On top of that, I’m old enough to have seen multiple reboots of blockbusters past, I’m tired of it. Honestly, if you’ve seen ten superhero movies, you’ve seen them all. Same for some long running TV shows that are caught in an infinite franchise premise loop, endlessly recycling a mushy scene and premise puree.
These are film flavours for the masses, visual equivalents to chocolate, vanilla, and strawberry. And they’re great. But after awhile, people crave something… different. Rocky Road or Heavenly Hash.
You’re less likely to be truly surprised by a typical blockbuster than the most artfully crafted of art cinema (but there are notable exceptions that become event cinema, such as we've recently seen). Going off the beaten path will interest those tired of treading the same old same old, but that will annoy the majority who are looking for the well trodden path. We don't always want the unexpected.
Franchises have risen to dominate film and television during my lifetime. What’s a franchise? Take it as a simple outline of what happens… every time. A plucky gang of kids investigates paranormal mysteries and exposes them as frauds, for example. Familiarity is the appeal, so characters tend not to change. We’re not going to see Sherlock Holmes pivot to politics or become a tax auditor. People want him to be a detective, and so a detective he remains. Forever caught in amber, repeating the same loops. Westworld was as much a commentary on robots as it was on franchises and entertainment itself.
There’s a saying: people watch TV for character, and film for plot. I don’t remember a lot of plots from Star Trek, Fringe, Seinfeld (okay it was a kind of anti-plot show), or WKRP in Cincinnati. But the characters? Loved them.
But.. what if you have a film franchise?
How much did Indiana Jones change? Dominic Toretto?
Is Ethan Hunt really any different now?
They’re essentially huge budget TV episodes on gigantic screens.
Elitist disdain for populist films compelled Spielberg to stretch into more niche, high brow works, in an effort to get that sweet, sweet elitist recognition. To be recognized by the chi-chi cognoscenti.
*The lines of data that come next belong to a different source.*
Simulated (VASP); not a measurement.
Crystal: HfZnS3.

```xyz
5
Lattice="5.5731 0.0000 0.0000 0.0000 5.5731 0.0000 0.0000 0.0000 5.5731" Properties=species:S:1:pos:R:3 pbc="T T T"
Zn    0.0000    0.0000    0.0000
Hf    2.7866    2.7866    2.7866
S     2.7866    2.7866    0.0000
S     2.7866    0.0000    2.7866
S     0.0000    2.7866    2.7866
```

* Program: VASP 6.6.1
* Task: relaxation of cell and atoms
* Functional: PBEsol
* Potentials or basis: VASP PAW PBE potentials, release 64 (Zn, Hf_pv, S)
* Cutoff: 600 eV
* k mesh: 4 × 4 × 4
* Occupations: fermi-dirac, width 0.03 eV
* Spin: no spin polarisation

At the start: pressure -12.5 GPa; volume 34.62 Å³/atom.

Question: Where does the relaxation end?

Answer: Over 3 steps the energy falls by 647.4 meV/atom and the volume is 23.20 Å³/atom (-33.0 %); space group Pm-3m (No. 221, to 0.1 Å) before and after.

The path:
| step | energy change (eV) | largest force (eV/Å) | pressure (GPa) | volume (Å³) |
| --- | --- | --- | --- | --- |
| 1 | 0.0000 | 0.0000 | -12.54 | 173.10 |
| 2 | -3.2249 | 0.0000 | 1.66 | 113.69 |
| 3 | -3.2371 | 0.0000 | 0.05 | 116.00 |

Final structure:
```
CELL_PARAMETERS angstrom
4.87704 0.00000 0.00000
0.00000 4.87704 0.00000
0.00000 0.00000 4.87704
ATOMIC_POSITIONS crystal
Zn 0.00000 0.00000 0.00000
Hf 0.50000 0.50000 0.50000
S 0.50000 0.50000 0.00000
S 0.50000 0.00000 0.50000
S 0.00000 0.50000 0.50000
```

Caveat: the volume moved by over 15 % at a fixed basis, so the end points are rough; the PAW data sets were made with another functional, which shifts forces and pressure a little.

On the one hand, I don’t think he should have felt such a pivot was necessary. Populist art ties into our common humanity, and to do that well requires every bit as much artistry and talent as the so-called high art. On the other, I’m glad he did, because he’s an interesting filmmaker, whatever he does.
The niche and the populist have their place and purpose, and entertainment would be lesser without both.
In this argument, there is no spoon.